Authors: Gábor Rétvári, János Tapolcai, Attila Korösi, András Majdán, Zalán Heszberger
Presenter: Gábor Rétvári
Background and motivation:
IP forwarding state is ever increasing and is an attractive problem that the authors use to evangelize the idea of compressed data structures, which can be used to better design IP forwarding tables. IP forwarding table compression is well studied, but the abstractions especially, compressed data structures are very interesting to study.
Key goal: Introducing compressed data structures to the networking community !
Simple encoding strings are not memory efficient, but searchable and accessible.
Huffman coding, on the other hand, uses symbol frequency and variable length coding => there is no fast access to symbols and are not search friendly. A possible solution is to build index, but that could be expensive.
The authors employ wavelet trees, which comprises of
- Indexing + Huffman encoding
- stores bitmap at each level
This allows searching by traversing the branches of the tree. "Succinct bitstring indexes" allow access or rank queries in O(1), eg. finding 3rd symbol in the bit-string. Also, they stores only the bitmaps at each level and each symbol is stored with its Huffman code => size is similar to Huffman, but faster access !
Compressed data structures:
- Compression need not sacrifice fast access
- No space time tradeoff
- Stores information in a bounded space and allows fast in-place search/access as well
Use case:
IP forwarding information base (FIB)
- Fundamental data structure
- large in size
- crucial
A good use case for compressed data structures !
- Trie structures are excellent for FIBs
- Prefix tree forms, but are expensive
Compression of FIBs are currently done using pointer machine schemes
Evaluation observations:
- IP FIBs are very regular - results in a entropy bound that is smaller than the theoretical limit !
- FIBs can be encoded with just 2-6 bits per prefix - smaller memory as well.
- allows 100,000 of updates per sec
Conclusions:
Compressed data structures are feasible for problems in the networking domain.
Predictable, compression does not mean slow!
Might sometimes be faster than conventional approaches !!
Q: Other applications?
A: FIB is just a use case, many other like MPLS or BGPs can potentially use this - anything that requires large memory can benefit.

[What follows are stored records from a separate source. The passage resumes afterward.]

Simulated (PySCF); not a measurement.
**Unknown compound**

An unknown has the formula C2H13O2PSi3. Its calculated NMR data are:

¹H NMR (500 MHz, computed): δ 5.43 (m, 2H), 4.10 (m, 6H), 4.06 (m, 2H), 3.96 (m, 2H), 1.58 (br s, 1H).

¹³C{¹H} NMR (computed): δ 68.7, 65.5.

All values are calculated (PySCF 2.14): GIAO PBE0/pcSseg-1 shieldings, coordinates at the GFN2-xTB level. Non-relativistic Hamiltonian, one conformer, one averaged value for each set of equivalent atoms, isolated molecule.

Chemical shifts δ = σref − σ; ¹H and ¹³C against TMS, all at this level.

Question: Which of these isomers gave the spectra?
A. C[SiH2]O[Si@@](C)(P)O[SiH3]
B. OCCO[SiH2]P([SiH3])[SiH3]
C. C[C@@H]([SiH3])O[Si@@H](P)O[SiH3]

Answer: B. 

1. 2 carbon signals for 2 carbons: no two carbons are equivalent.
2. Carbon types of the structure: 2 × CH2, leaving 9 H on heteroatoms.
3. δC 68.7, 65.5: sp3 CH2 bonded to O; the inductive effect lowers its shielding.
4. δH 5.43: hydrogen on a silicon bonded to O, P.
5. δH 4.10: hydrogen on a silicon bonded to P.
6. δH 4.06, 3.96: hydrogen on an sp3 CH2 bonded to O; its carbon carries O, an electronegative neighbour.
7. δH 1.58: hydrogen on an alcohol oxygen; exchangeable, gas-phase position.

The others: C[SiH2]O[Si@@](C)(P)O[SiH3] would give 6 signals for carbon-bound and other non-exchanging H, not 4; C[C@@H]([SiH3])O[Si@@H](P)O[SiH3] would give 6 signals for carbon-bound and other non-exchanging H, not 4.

Q: This approach adds sensitivity to change when compression is performed. What is the author's comment on that ?
A: Understanding regularity is key to see if redundancy is inherent to the problem or not. If so, then compression can be very useful. For e.g., in IP-FIB, the entropy does not change significantly.
Q: The applicability of this solution is context based - what are the challenges?
A: It is open whether compression can be effective or not for a problem. Not enough data at moment to measure effectiveness as of now.
PS. There was a question on the entropy of look-ups that wasn't quite clear.